Norman A. Graebner is Randolph P. Compton Professor of History and Public Affairs Emeritus, the University of Virginia and is the recipient of the university's highest honor, the Thomas Jefferson Award. He is an internationally acknowledged authority on United States and American diplomacy. He was a Harold Vyvyan Harmsworth Professor of American History at Oxford University and a Thomas Jefferson Visiting Scholar at Downing College, Cambridge. He is the author, co-author, or editor of more than thirty books and some 130 articles, essays, and book chapters, including Empire on the Pacific: A Study in American Continental Expansion (1955, 1983), Foundations of American Foreign Policy: A Realist Appraisal from Franklin to McKinley (1985), and America as a World Power: A Realist Appraisal from Wilson to Reagan (1984).

Richard Dean Burns is Professor Emeritus and former chair of the History Department at California State University, Los Angeles. He has authored and edited more than a dozen books and two dozen articles covering arms control, diplomatic history, international law, and American foreign policy. Most recently, he co-authored The Quest for Missile Defense, 1944-2003 (2004). His other publications include an edited three-volume, Encyclopedia of Arms Control and Disarmament (1993), a co-edited three-volume Encyclopedia of American Foreign Policy, Second Edition (2002), an edited three-volume Chronological History of United States Foreign Relations (2002), and Cold War Chronology, 1917-1992 (2005).
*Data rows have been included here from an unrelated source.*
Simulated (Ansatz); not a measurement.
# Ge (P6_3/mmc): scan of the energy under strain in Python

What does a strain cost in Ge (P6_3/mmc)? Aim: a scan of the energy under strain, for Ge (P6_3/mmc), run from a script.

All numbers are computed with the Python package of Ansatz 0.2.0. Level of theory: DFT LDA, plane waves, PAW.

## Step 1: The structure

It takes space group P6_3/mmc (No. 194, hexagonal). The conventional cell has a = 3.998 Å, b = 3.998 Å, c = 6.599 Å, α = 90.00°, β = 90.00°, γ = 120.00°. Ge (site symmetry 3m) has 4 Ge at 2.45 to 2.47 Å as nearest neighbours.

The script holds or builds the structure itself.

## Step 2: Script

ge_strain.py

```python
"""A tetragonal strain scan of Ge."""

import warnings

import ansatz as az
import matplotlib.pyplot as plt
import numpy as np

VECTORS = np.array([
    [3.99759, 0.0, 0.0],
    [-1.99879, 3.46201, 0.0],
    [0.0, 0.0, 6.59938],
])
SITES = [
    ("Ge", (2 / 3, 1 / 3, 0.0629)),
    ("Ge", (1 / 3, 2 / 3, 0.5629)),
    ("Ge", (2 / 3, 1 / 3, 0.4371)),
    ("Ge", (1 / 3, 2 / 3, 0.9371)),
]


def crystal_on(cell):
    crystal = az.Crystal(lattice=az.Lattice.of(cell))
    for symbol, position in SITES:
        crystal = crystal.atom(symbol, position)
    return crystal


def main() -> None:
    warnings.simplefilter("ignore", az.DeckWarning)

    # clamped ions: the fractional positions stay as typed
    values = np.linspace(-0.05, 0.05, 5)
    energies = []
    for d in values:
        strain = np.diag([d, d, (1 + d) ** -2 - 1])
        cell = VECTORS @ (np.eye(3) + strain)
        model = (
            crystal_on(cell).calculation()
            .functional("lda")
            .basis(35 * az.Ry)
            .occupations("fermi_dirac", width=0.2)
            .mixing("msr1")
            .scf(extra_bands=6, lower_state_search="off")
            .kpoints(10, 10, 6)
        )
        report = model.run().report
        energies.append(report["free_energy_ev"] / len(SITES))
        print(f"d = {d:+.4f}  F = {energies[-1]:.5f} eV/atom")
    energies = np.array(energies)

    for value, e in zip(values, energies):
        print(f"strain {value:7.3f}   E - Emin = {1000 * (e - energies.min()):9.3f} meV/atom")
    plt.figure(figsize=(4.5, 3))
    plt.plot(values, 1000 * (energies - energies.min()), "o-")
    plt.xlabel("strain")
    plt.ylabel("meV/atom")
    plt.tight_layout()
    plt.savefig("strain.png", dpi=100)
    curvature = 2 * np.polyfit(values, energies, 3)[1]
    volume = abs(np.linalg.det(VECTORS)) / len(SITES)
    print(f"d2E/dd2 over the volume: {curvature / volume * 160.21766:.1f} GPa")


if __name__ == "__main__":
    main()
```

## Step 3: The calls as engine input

Joseph M. Siracusa is Professor of International Diplomacy and Director of Global Studies in the School of Global Studies, Social Science and Planning, at the Royal Melbourne Institute of Technology where he is a specialist in nuclear politics and global security. A native of Chicago and long-time resident of Australia, he is internationally known for his writings on nuclear history, diplomacy, and presidential politics. He is also a frequent political affairs commentator in the Australian media, including ABC Radio National. His books include A History of United States Foreign Policy, Depression to Cold War: A History of America from Herbert Hoover to Ronald Reagan (with David G. Coleman), Presidential Profiles: The Kennedy Years, and Real-World Nuclear Deterrence: The Making of International Strategy (with David G. Coleman).